Jay Carney: Who cares if the Senate passes a budget or not?

This isn’t even the most cavalier statement about the budget made by a Democrat today. Take it away, Steny Hoyer:

At a briefing with journalists on Capitol Hill on Tuesday, Hoyer was asked, “Mr. Hoyer, around the same time of the State of the Union [on Jan. 24], I think it was the same day, Republicans were trying to hit Senate Democrats for 1,000 days without passing a budget, and then you talk about this milestone today, 400 days without a jobs bill in the Republican House. But then on Friday [Democratic Senator Harry] Reid said that he didn’t think they needed to bring a budget to the floor this year [and that] the Budget Control Act can serve as a guideline.”

Hoyer said: “What does the budget do? The budget does one thing and really only one thing: It sets the parameters of spending and discretionary caps. Other than that, the Appropriations committee are not bound by the Budget committee’s priorities.”

He continued: “The fact is, you don’t need a budget. We can adopt appropriations bills. We can adopt authorization policies without a budget. We already have an agreed-upon cap on spending.”

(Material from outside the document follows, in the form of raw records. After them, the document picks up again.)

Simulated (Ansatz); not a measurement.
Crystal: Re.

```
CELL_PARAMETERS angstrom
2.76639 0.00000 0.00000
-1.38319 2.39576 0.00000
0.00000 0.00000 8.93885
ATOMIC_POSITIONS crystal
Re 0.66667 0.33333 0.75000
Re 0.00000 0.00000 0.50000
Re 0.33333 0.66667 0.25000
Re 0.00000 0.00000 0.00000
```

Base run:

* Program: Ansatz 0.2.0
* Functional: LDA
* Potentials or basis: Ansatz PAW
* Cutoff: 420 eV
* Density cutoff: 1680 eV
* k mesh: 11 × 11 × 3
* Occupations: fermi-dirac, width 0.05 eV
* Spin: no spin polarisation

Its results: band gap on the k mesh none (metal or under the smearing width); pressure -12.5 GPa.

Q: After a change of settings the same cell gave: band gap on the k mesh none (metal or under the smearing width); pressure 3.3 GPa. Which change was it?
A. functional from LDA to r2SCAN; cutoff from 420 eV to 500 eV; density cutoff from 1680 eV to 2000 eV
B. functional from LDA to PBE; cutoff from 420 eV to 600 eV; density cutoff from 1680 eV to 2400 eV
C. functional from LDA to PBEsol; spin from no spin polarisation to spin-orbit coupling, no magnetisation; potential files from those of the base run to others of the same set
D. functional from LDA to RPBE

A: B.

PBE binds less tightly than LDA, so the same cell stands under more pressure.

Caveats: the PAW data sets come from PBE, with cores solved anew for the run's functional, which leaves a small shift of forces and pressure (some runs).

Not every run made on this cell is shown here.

Why waste time developing a strategy for fiscal sustainability when we can just muddle along with piecemeal appropriations unto death? Carney’s argument is slightly better: The debt-ceiling deal last August has already provided some budgetary parameters via the automatic cuts that went into effect once the Super Committee failed. And of course Obama will offer his own feeble budget proposal which Reid will dutifully support, so why bother making Senate Democrats come up with a plan of their own when it’ll inevitably fail in the House? Remember, Congress can’t even reach a deal on penny-ante matters like the payroll tax holiday; nothing will break the logjam on grander budgetary priorities except electoral clarity in the fall. As such, budget proposals these days are really just oppo material for the other team’s campaign: No doubt The One would happily decline to propose one of his own if he thought the RNC’s ad team would let him get away with it. So instead he’ll do what he did last year, i.e. introduce a plan that’s so shamefully irresponsible on the core issue of entitlements that even original Obama superfan Andrew Sullivan will be left shaking his head. And Reid will cheer him all the way.

Two clips for you via the Senate Budget Committee, one of Carney and the other of Ben Bernanke forced to admit the obvious about the economic effects of policy uncertainty. After you’re done, go look at what Gallup has today. Ten percent, guys. Ten. Per. Cent.

Update: A commenter wonders: If it’s all about gridlock, why didn’t Democrats pass a budget in 2010 when they still controlled both chambers? Answer: Because they’re gutless, of course. 2010 was an election year and the country was in a lather about spending. If they had passed a gargantuan new Democratic budget, the GOP would have destroyed them over it. If they had passed a budget that dramatically cut spending, their base would have destroyed them over it. No doubt they’d pass nothing again this year if they still controlled the House. But for the moment, because of gridlock, the question is moot. Nothing’s getting passed. Hence the 10 percent figure.